Train a robot arm to follow natural language instructions by predicting object affordances before generating movement commands.
Benchmark a vision-language-action model on LIBERO or CALVIN simulation environments using the provided training scripts.
Annotate a new robot manipulation dataset with affordance labels using the automated annotation pipeline.
Requires a GPU and multiple separate Python environments because the full pipeline depends on several incompatible software stacks.

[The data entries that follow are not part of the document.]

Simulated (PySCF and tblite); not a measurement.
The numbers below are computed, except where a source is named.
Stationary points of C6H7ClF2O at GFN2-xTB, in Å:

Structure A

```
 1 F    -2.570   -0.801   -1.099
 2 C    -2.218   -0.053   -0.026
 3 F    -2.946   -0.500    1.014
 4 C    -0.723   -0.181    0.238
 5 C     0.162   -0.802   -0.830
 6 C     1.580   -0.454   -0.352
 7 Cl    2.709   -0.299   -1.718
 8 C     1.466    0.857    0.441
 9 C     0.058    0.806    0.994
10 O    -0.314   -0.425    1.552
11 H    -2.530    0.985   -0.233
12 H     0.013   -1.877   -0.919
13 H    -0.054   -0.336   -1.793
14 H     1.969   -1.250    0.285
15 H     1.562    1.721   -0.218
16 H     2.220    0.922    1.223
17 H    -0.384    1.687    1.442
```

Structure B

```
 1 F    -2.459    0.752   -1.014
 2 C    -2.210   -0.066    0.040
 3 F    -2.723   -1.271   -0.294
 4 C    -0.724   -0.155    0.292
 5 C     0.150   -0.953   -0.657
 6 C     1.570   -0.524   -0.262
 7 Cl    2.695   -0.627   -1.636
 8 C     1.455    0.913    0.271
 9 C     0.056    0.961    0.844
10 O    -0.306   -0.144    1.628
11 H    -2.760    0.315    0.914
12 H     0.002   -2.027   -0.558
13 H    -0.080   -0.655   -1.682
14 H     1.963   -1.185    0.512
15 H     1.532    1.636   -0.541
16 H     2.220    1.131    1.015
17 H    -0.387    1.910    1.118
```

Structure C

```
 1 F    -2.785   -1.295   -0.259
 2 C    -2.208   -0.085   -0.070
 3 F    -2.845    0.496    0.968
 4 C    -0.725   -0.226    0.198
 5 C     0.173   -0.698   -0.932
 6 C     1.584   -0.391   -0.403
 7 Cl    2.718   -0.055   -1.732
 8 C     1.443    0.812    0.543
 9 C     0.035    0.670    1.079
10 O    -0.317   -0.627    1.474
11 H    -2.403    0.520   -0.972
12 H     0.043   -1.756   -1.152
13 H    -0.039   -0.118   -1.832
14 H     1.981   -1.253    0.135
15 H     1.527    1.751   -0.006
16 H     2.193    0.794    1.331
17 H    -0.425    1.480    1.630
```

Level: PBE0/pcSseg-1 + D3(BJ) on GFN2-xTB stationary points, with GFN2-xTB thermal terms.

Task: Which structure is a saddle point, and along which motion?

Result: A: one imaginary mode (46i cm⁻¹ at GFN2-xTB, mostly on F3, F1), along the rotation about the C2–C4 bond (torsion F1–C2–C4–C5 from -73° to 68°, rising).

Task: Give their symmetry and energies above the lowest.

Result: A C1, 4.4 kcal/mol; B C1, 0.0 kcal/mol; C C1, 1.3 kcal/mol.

AffordanceVLA is a research project from Peking University and HKUST aimed at improving how robot arms understand and execute instructions. The problem it addresses is teaching a robot to take a sentence like "pick up the red cup" and translate that into physical arm movements. Existing systems tend to jump directly from the instruction and camera image to the movement commands, which can make it hard for the robot to reason about exactly which object to interact with, where on that object to make contact, and what the 3D geometry of the manipulation looks like. The project introduces a middle step called affordance forecasting. Instead of going straight from vision and language to action, the system first predicts three things: which object in the scene is the target, where on that object the robot should make contact (expressed as a heat map over the image), and how the object is positioned in 3D space. These intermediate predictions are called affordances, a term from robotics that refers to the action possibilities an object presents. Only after building this structured picture does the model generate the actual movement commands. The architecture is split into three expert components that work in a strict sequence: an understanding module processes the camera image and the instruction, an affordance generation module produces the three affordance predictions, and an action module converts everything into a movement plan. Information flows one way through the chain, so the action module cannot feed back into the affordance stage. Training happens in three stages: first on affordance datasets from the research community, then on a large synthetic robot dataset, and finally on the specific benchmark the model is being evaluated on (LIBERO or CALVIN, both standard robot simulation environments used in academic comparisons). The repository includes the model code, training scripts, and an automated pipeline for annotating affordance data. Multiple environment files are provided because the full pipeline depends on several incompatible software stacks that need separate Python environments. The license is MIT.